Mobile money and wallets (paying for things with your phone) have been all over the news recently. Many companies see a valuable income stream flowing from such payments and they’re all setting up systems in the hope that theirs will become dominant in the market.
Many of the companies behind mobile money come from different sectors, and the sectors they come from indicate their motivation. So let’s take a look at who’s after your money.
Perhaps the most obvious sector, is the one who’s dependent on making money from your cash: payment companies like Visa and Mastercard. Both have invested in mobile payments systems. They believe that payments will, over time, move from credit and debit cards to smartphones. They already have the systems in place to process payments – Visa processes $4tn worth of payments annually – and they make a small sum for every transaction. For payments companies, mobile payments are the future of their industry, so they’re making sure they’re part of it.
Mobile network operators, including recently rebranded EE, Vodafone and O2, are facing a fork in the road. One path leads to them becoming providers of wireless data. This path essentially makes them utilities like energy suppliers or water companies. This low-growth, generic product path is one they’re absolutely petrified of. The other route they can take is the horribly jargon-ised “move further up the value chain”. The idea is to provide services to customers that add value beyond data and phone calls. The operators hope that one of these additional services will be payments. The beauty of mobile payments is that they offer strong growth potential and that payment processing fees to do not fall directly on the consumer. So exciting are the potential revenue streams, that EE, Vodafone and O2 have worked together to build a common standard for mobile payments.
Loyalty schemes have been one of the great innovations in retail history. Such schemes have enabled retailers to move from marketing their wares to segments of society, to marketing to individuals. Mobile wallets would enable them to capture more data by ensuring they record online purchasing data as well the offline purchases at the tills. It means they’ll never miss a transaction.

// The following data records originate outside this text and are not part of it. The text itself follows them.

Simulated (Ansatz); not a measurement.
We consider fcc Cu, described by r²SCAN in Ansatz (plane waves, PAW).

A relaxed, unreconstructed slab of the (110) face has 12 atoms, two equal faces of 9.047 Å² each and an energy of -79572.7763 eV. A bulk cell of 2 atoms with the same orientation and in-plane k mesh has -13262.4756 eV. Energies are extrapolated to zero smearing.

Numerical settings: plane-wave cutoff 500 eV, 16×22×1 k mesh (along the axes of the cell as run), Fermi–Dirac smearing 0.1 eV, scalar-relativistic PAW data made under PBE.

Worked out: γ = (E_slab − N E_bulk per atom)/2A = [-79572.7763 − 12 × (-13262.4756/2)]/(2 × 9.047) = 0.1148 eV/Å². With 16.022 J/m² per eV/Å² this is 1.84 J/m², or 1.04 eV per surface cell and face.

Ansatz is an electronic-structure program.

Internet and Technology Firms
Google already have a wallet, Apple have taken tentative steps with the creation their Passbook and start ups like Square and iZettle are bridging the gap by providing card reader attachments for attachments for smartphones. The Googles in this space are driving innovation partly because they’re in an industry that is changing rapidly and those who don’t innovate fail, and partly because, like retailers, they seek to add to their vast stores of consumer data. The Squares and their ilk are in the market because they seek to disrupt the payments industry – either by usurping Visa and Mastercard or by adding a whole new group of consumers and small businesses to the electronic payments industry.
So who’s going to win?
In the short term, no one is. Cash and cards remain at the centre of the payments ecosystem. That’s not going to change in the short term. However, systems like Square, which incorporate card readers but also go beyond those to visual recognition and automated payments, will be common in the not-too-distant future. A lot of money is at stake and a lot of companies are fighting for a piece of it.
When winners do appear, there won’t be many of them. Much like the smartphone ecosystem battle, retailers and consumers will gravitate to one or two systems. So the race is on to find out who’s able to get your money from your phone.